[lit-ideas] Re: Muhammed and the Giant Peach
- From: "Andreas Ramos" <andreas@xxxxxxxxxxx>
- To: <lit-ideas@xxxxxxxxxxxxx>
- Date: Sat, 4 Feb 2006 14:24:46 -0800
http://www.theglobeandmail.com/servlet/ArticleNews/TPStory/LAC/20060204/ECARTOON04/TPComment/Editorials
(Canadian newspaper)
Even more disturbing has been the reaction of (Arab) governments, several of which have
recalled their ambassadors or registered other diplomatic protests. Seventeen Arab countries
have called on Denmark's government to punish the newspaper, an absurd thing to ask of a
democratic country that guarantees free speech.
The uproar underlines an alarming tendency in Islamic societies to lash out at the West at
the slightest provocation. When a few simple drawings, however controversial, can trigger
outrage from Cairo to Kuala Lumpur, it is clear that something is askew in the psyche of a
civilization. To put it plainly, the Islamic world has a chip on its shoulder.
It is commonplace in the Islamic countries to blame the West for nearly everything that goes
wrong, from the Israeli occupation of the West Bank to the wealth gap between Muslim and
Western countries. Anti-Americanism is rife, anti-Semitism all too common. When Iran's
President called the Holocaust a myth, many people in Arab countries quietly nodded in
agreement. Bernard Lewis, a British scholar of Islamic history, calls this "a twilight world
of neurotic fantasies, conspiracy theories, scapegoating and so on."
In truth, most of the Islamic world's problems -- from economic stagnation to political
paralysis, from the oppression of women to the poor level of education -- are homegrown. By
and large, these societies have failed to come to grips with the modern world and as a
result have fallen far behind much of the rest of the planet. Out of this failure to keep up
springs a keen sense of grievance that does nothing to help them progress.

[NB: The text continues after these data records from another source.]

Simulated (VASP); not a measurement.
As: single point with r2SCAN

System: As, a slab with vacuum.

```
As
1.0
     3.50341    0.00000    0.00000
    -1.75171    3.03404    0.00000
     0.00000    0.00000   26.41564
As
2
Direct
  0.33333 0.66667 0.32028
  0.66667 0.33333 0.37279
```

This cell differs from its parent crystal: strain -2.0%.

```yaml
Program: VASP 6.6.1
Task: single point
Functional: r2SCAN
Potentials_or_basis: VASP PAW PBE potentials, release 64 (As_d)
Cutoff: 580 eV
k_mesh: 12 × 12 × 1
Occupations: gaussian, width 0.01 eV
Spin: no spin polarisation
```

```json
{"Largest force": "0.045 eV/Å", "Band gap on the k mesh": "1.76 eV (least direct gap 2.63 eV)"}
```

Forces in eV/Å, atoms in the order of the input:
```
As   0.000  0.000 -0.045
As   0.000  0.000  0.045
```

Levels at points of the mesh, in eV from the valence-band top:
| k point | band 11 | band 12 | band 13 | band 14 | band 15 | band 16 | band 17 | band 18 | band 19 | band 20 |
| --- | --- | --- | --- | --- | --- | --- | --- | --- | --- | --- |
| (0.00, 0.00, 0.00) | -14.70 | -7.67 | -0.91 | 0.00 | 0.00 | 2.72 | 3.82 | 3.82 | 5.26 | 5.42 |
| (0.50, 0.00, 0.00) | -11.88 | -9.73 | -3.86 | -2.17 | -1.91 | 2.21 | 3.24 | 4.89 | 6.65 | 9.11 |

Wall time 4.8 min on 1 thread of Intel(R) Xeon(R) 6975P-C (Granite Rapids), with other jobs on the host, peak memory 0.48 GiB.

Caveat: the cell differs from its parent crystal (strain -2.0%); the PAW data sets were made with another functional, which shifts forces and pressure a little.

As Prof. Lewis has written, "If the peoples of the Middle East continue on their present
path, the suicide bomber may become a metaphor for the whole region, and there will be no
escape from a downward spiral of hate and spite, rage and self-pity, poverty and
oppression." But "if they can abandon grievance and victimhood, settle their differences,
and join their talents, energies, and resources in a common creative endeavour, then they
can once again make the Middle East, in modern times as it was in antiquity and in the
Middle Ages, a major centre of civilization."
The choice, says Prof. Lewis, is theirs alone.